Lab note 2026-06-20

How we validate the catalog

Alden Keefe Sampson

Every dataset in the dynamical.org catalog ships with an automated validation report. This note walks through what those reports check, why we chose those checks, and how they fit into the pipeline that runs each time a dataset updates. It is a living document — expect it to grow as the validation suite does.

This is the first of what we hope will be many lab notes: longer-form write-ups of the methods, experiments, and dead ends behind the catalog. Unlike our short updates, these are meant to be read once and referenced later. Treat anything marked Draft as a work in progress.

Why validate at all

A cloud-optimized archive is only useful if you can trust it. A single corrupted chunk, a silently dropped forecast hour, or an off-by-one in the regridding step can poison an analysis in ways that are hard to notice downstream.^[1] Our goal is to give ourselves — and you — enough visibility into each dataset that you can build on it without re-deriving its provenance yourself.
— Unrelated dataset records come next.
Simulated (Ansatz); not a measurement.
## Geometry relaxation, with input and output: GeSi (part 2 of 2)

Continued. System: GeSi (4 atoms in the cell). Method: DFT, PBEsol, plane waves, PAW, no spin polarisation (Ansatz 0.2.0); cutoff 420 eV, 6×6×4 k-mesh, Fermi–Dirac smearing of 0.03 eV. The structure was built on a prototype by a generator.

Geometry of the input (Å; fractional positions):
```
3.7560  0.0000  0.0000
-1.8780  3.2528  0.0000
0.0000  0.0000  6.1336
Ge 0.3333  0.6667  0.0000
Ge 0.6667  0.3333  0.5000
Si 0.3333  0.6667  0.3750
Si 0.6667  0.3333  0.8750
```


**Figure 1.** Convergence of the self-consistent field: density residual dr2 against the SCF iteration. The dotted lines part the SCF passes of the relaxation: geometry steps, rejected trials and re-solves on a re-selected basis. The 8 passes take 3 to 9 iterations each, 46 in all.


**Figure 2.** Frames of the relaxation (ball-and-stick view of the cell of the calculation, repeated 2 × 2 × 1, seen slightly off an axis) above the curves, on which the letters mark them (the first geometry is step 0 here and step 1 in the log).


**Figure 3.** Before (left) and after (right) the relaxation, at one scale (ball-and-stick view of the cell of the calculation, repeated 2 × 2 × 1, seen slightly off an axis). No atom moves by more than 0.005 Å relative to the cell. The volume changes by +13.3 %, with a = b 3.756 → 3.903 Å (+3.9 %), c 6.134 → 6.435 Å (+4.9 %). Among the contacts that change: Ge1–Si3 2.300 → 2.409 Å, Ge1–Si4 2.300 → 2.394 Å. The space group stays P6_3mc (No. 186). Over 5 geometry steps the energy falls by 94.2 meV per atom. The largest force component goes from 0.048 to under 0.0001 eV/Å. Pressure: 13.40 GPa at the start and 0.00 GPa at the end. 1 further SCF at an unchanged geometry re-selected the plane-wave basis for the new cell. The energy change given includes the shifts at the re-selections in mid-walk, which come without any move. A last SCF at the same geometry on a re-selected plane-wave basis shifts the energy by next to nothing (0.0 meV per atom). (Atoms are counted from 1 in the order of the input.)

We split validation into two layers: structural checks that run on every write, and scientific checks that compare our data against an independent reference.

What the reports check

Each catalog entry links to a validation report. For every variable, the report renders three views plus a distribution summary.

Null-fraction traces

A time series of the fraction of missing values across the archive. Gaps, ingestion stalls, and source outages show up immediately as spikes.

Spatial comparison

Side-by-side maps of our dataset against the reference analysis at a sampled timestamp, with a value-distribution histogram so the magnitudes are easy to sanity-check at a glance.

Sample spatial field from ECMWF AIFS ENS — Figure 1. A sampled spatial field. The validation report places our archive and the reference analysis side by side at the same timestamp.

Point time series

Comparisons at two randomly chosen geographic points over the full archive period. Random points keep us honest: a check that always samples the same well-behaved grid cell tells us very little.

How it runs

These reports are generated automatically as part of the pipeline that updates each dataset, published to R2, and rendered into the catalog page.^[2] Because they regenerate on every update, a regression surfaces in the next report rather than waiting for someone to notice a bad number.

What's next

We are backfilling reports across existing data products and expanding the scientific checks — skill scores against reanalysis, and cross-model agreement where multiple models cover the same domain. Feedback is very welcome.

The failure modes we worry about most are the quiet ones: data that looks plausible but is subtly wrong. Loud failures (a missing file, a 500 from the source) are comparatively easy to catch. ↩︎
The generation code lives in dynamical-org/reformatters; the rendered reports are served from R2 and mirrored into each catalog page. ↩︎